Here's one example: NAB, an Australian bank just issued an statement saying that it will block transactions going to some exchanges.
From 18 July 2023, we are introducing new customer protections by declining some transactions made to high-risk cryptocurrency exchanges.
They are not only flagging this as a suspicious transaction, they are actually blocking your ability to transfer your own money to an exchange you want to use. There's no way for you to white list the transaction:
If you still want to make a payment to this cryptocurrency exchange, you’ll need to contact them to see what alternative methods of payment are available.
I can understand that they might want to flag some of these transactions to help prevent scams, but they've decided to completely remove your ability to spend your own money however you want to.
This is probably the first step in paving the way to implementing CBDCs.
If I were a customer I'd withdraw all my funds and write them a letter, saying that while I appreciate the effort to prevent scams, completely removing my ability to control my own money is unacceptable and is the entire reason why I want Bitcoin, and that I will no longer do business with a bank who thinks it can tell me how I can and can't use my own money.
reply
Strongly worded letters do not stop tyrants
reply
Lol. The OP also said remove all of their funds.

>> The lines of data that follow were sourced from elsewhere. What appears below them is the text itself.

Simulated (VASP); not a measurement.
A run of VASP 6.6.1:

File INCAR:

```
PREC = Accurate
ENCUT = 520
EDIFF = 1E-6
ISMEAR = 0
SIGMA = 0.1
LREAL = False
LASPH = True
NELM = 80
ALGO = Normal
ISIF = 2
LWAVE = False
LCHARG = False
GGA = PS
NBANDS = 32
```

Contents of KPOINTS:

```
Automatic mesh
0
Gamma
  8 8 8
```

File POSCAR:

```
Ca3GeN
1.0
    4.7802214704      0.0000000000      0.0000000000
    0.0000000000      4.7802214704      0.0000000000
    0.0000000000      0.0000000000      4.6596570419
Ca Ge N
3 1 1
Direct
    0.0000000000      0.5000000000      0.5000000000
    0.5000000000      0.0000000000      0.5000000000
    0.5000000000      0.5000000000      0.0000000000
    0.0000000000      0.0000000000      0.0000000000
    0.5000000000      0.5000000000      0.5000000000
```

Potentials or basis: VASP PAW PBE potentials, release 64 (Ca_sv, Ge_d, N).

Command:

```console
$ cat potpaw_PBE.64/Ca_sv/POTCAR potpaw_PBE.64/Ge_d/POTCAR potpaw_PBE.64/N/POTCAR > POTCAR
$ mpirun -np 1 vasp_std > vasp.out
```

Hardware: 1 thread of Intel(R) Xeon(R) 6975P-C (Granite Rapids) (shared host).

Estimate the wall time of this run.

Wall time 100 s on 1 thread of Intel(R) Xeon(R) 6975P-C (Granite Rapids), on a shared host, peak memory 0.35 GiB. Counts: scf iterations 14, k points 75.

What else would you propose this person does to the bank?
reply
Why so combative? His plan is totally correct, as is my statement
reply
Let's see if this increases the P2P volume for AUD on bisq, hodlhodl & robosats
reply
Unfortunately this is not silver bullet either as some banks may ask back why you are sending high amounts of money to many different people all over the place. So it has to be done by really many people so that controlling is expensive and becomes unfeasible.
reply
Withdraw cash. Then Use cash for peer to peer
reply
it's safer not to use an exchange at all, you will only dox yourself when they release your kyc and tx history / balance to the world
Robosats is a great place to buy. also p2p with cash is a great option, if you can make friends in your local community
reply
According to Banks and other financial institutions it ia for the the depositors protection to withheld widrawals to crypto exchnges. These are their reasons,regulatory compliance, risk management and bank policies. The last two reasons are totally absurd in my opinion.
reply
These stories are very important I think -- thanks for the mini-summary, too. A very pragmatic kind of state attack, and it's not even officially 'the state.' Rational self-censorship by state-proximate institutions goes a long way.
reply
this kind of accelerates their obsolescence lmao lets go
reply
They're fascists.
reply
โชคดีที่ประเทศไทยเปิดกว้างมากครับกับเรื่องแบบนี้
reply
deleted by author
reply
Pretty easy to circumvent if you are so inclined. Transfer from Bank -> Revolut -> Exchange.
I specifically mention Revolut because they themselves offer Bitcoin / crypto products, so are unlikely to block transfers any time soon.
reply
I don't have government issued photo ID to use it I'm afraid. I have looked into it though, but a recent data breach spooked me off it. I imagine I'd give it a try another time for their disposable card, I'll likely stick to NoKYC
reply
deleted by author
reply
deleted by author
reply
You are assuming you already have sats.
The issue is that banks are blocking your ability to convert fiat into sats.